Balsamic Flank Steak is a savory, tangy main dish featuring lean beef marinated in balsamic vinegar, garlic, herbs, and a touch of honey, then grilled or seared to juicy perfection and sliced thin.
1 1/2 pounds flank steak
1/3 cup balsamic vinegar
2 tablespoons olive oil
2 tablespoons soy sauce
1 tablespoon honey
3 garlic cloves, minced
1 teaspoon chopped fresh rosemary or thyme
1/2 teaspoon freshly ground black pepper
1/2 teaspoon salt
In a bowl, whisk together balsamic vinegar, olive oil, soy sauce, honey, garlic, rosemary or thyme, pepper, and salt.

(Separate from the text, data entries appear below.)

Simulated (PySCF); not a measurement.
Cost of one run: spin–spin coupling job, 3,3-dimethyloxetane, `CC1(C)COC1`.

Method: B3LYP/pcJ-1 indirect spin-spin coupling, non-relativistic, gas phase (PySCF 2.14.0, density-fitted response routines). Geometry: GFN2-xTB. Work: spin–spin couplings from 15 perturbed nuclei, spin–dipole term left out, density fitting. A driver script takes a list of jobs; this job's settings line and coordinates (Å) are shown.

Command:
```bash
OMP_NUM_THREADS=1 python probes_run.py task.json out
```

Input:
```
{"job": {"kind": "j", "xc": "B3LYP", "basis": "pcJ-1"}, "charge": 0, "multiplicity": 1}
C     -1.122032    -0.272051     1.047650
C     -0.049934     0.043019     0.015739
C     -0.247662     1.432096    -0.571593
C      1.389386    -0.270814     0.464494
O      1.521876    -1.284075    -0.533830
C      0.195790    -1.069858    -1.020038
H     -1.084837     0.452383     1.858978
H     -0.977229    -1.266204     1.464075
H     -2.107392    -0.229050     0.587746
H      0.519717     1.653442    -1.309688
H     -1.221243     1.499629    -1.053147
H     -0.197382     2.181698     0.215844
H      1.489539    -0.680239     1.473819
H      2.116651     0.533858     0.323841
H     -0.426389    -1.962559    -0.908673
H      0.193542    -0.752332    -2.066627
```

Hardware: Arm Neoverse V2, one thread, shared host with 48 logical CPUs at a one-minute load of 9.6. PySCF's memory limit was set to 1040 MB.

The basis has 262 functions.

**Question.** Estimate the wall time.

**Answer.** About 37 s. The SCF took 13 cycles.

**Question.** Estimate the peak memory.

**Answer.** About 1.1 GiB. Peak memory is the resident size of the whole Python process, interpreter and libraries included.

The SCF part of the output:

Place flank steak in a shallow dish or resealable bag and pour marinade over the meat, coating evenly.
Cover and refrigerate for 2 to 8 hours.
Remove steak from refrigerator 30 minutes before cooking.
Preheat grill or cast-iron skillet over medium-high heat.
Remove steak from marinade and discard used marinade.
Cook steak for 4 to 5 minutes per side for medium-rare, or until internal temperature reaches 130 to 135°F.
Transfer steak to a cutting board and let rest for 10 minutes.
Slice thinly against the grain and serve.